Australia’s Household Debt Crisis Looms
Today in the news, former economics advisor John Adams proposed that Australia is too late to stop an ‘economic apocalypse’ regardless of his repeated warnings to the political elites in Canberra. He continued to urge the Reserve Bank to raise interest rates to stop household debt getting further out of hand.
This bubble is easy to explain. Confidence! It’s the fallacious perception that Australia’s last twenty years of continued economic growth will never encounter any type of correction is most distressing. Australia survived the GFC and a mining boom and bust. In the meantime, Melbourne and Sydney house prices have not missed a beat or taken a backward step. Sadly, the decision makers and powerful elite in Australia are from these two cities, and see Australia’s economic hurdles through a totally different lens to the rest of the country. It’s a two-speed economy spiralling out of control.
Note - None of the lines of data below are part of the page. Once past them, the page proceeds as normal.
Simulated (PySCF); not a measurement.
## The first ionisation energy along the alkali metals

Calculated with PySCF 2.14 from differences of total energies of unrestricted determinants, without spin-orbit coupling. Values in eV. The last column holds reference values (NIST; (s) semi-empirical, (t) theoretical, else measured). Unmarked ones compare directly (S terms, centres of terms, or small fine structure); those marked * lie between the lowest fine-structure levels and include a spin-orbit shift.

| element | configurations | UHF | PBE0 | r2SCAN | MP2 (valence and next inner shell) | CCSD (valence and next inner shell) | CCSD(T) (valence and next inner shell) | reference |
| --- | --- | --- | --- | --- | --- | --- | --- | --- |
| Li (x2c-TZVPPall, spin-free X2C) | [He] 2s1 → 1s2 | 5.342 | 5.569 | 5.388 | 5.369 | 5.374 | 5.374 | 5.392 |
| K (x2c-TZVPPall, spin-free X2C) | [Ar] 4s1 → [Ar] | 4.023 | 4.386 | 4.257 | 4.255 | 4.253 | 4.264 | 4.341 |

I acknowledge that this looming crisis isn’t just as simple as house prices in our two biggest cities, but the average house prices in these cities are ever rising and contribute significantly to overall household debt. The authorities in Canberra realise there’s an overpriced house market but appear to be reviled to take on any genuine actions to correct it for fear of a property crash.
As far as the rest of the country goes, they have a totally different set of economic prerogatives. For Western Australia and Queensland specifically, the mining bust has sent house prices tumbling downwards for years now.
Among one of the warning signs that demonstrate the household debt crisis we are beginning to see is the increase in the bankruptcy numbers across the entire country, particularly in the 2017 March quarter.
In the insolvency sector, our firm are noticing the damaging effects of house prices going backwards. While it is not the leading cause of personal bankruptcies, it definitely is a decisive factor.
House prices going backwards is just part of the issue; the other thing is owning a home in Australia enables lenders to put you in a very different space as far as borrowing capacity. Simply put, you can borrow far more if you are a home owner than if you are not a home owner. I bankrupt people everyday and the level of debt varies considerably from the non-home owner to the home owner. Lending is hinged on algorithms and risk, so I suppose if you own a home you’re more likely to have consistent income and less likely to end up bankrupt, so subsequently you can borrow more. If you own a home in Sydney and Melbourne, you’re a safer risk than if you own a home in Mackay, simply due to the fact that in one area the median house prices are booming and the other is going backwards, as it’s been doing so for years.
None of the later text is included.